We Shouldn’t Assume Mom and Dad Have Planned Appropriately
Have you considered how Mom and Dad prepared themselves for old-age? I know I didn’t. Oh, it was clear from the beginning that Mom didn’t have much of a cushion. My father had been out of our lives for a long time, so Mom’s care fell heavily on my shoulders. I didn’t plan for the outlay of cash needed to make her life comfortable.
Mom had a little over $30,000 in the bank when I put her in the nursing home. Back then, the charges were somewhere between $5,000-$6,000 per month. It didn’t take long before I needed to sign her up for state assistance. The state mandated how much she was able to keep from her social security check each month.
Living in Minnesota, that amount was about ninety dollars per month. What I hadn’t thought about before that time overwhelmed me in the years to come.
I don’t know anything about the Mom and Dad who are the senior generation in your family. My mom was a very classy woman. She was an interior decorator and always ‘dressed to the nines.’ Once Mom entered the nursing home, her body size began to increase overnight.

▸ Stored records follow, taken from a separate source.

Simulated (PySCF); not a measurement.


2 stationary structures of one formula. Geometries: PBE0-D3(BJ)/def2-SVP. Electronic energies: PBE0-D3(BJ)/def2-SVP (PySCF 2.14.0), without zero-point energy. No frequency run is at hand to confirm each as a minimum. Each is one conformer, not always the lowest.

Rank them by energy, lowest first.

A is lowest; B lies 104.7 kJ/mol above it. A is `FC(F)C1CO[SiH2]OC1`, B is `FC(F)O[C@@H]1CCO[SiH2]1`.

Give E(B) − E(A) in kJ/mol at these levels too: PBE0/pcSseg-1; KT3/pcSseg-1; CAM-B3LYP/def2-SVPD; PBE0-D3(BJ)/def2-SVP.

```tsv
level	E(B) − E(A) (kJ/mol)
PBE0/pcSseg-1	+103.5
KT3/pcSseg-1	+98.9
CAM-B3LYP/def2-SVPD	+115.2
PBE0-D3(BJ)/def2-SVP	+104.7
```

That wouldn’t have been such a problem, but we were spending over fifty dollars each month to have her hair fixed weekly. Many of the other women in the home had their hair cut like a man’s. I couldn’t do the ‘wash and go’ look with Mom. It would have humiliated her. Her feet began to swell, so now I had to find clothes and shoes to fit. It doesn’t stop there. If you want to bring them out once in a while, you need coats. In Minnesota, that was outer-garments for all seasons.
Did I mention the ninety dollars each month includes over-the-counter meds, toothpaste, deodorant, and other small things that make your parent happy and content?
Mom and Dad, We Love You
The thing is, you love Mom and Dad. They are the ones who bought you shoes and filled your belly when you were hungry. Are you really at a point where you can ignore their most basic needs?
I certainly couldn’t. As the years went on, there were more and more expenses.
Mom told me her biggest wish before she died was to spend one day with her son again. How do you respond to something like that? It took my son, my husband, and me to maneuver her through the Minneapolis airport in her wheelchair and the bathrooms, to the gate, and into the plane. The cost of the tickets? Of course, I granted her last wish.
Mom and Dad are Extremely Vulnerable
Mom found life in the nursing home boring, so I always gave her a supply of cards, postage stamps, and stationery. She was a prolific writer and so enjoyed her letters from Iowa and beyond. About the third year that she was in the nursing home, she began asking me for spending money more often. I always tried to make sure she had something for treats on their little excursions and lunches out.
When I questioned her about how she was going through the money so quickly, she said she had no idea. She told me about the recent trips and how much fun she had, but it didn’t explain how the money was disappearing so quickly. I asked the nurses to log her outgoing mail for me.
Each week, she was sending money to one of the television evangelists on their appeal at the end of the program. Eventually, I convinced her we needed to give the money to our local church and that I would make certain to do that for her. Again, a senior citizen loses their concept of the source of their money.
Protecting Seniors from Fraud
I ended up doing “Double Duty” as a caregiver. Mom’s sister needed care after her husband died and they had no children. My brother lived too far away to help, so I added her to my list of financial help.
Both sisters were susceptible to mailings, phone calls, unscrupulous staff members, and sharing personal information. You can find information on helping your older loved ones stay safe by visiting Caregiver Stress.
The bottom line is that for every dime, for every precious piece of jewelry that’s stolen, you’ll end up paying some price yourself to cover their care. I know. I’ve seen it all.
What Can We Do to Protect Ourselves
It starts with understanding what Mom and Dad have and need.
- What does their insurance cover?
- How much do they have in the bank and investments?
- Are they willing to sign a Power of Attorney?
- Do they have a living will before they are no longer capable of signing legal documents?
- What does the nursing home of choice charge?
- If the money runs out, what does your state allow in personal funds each month?
- Can you document minimal personal needs over a one-year period?
- Is the refrigerator stocked if they still live at home?
- What form of safe transportation will they use when you’re unable to take them to appointments?
The above list is just a small piece of the total picture. There are dozens of things you need to know before they’re too infirm to help you with the answers.
You Need to Start Now
Things are changing. We don’t have any idea where health insurance is heading. I would hope you’re like me and want to take care of Mom and Dad in a way that at least keeps them safe and comfortable.
I’ve spent tens of thousands of dollars on my Mom and my Aunt. I hadn’t planned on needing to do that, but I did it willingly and with as much love as they bestowed on me as a child.
It’s not a matter of providing extras. Protecting Mom and Dad requires us to fill the gaps. If you don’t know how big these deficiencies will become, then you need to turn off your computer and start working on getting the facts together. Your security is at stake here too! It’s up to you to fight for their rights and yours.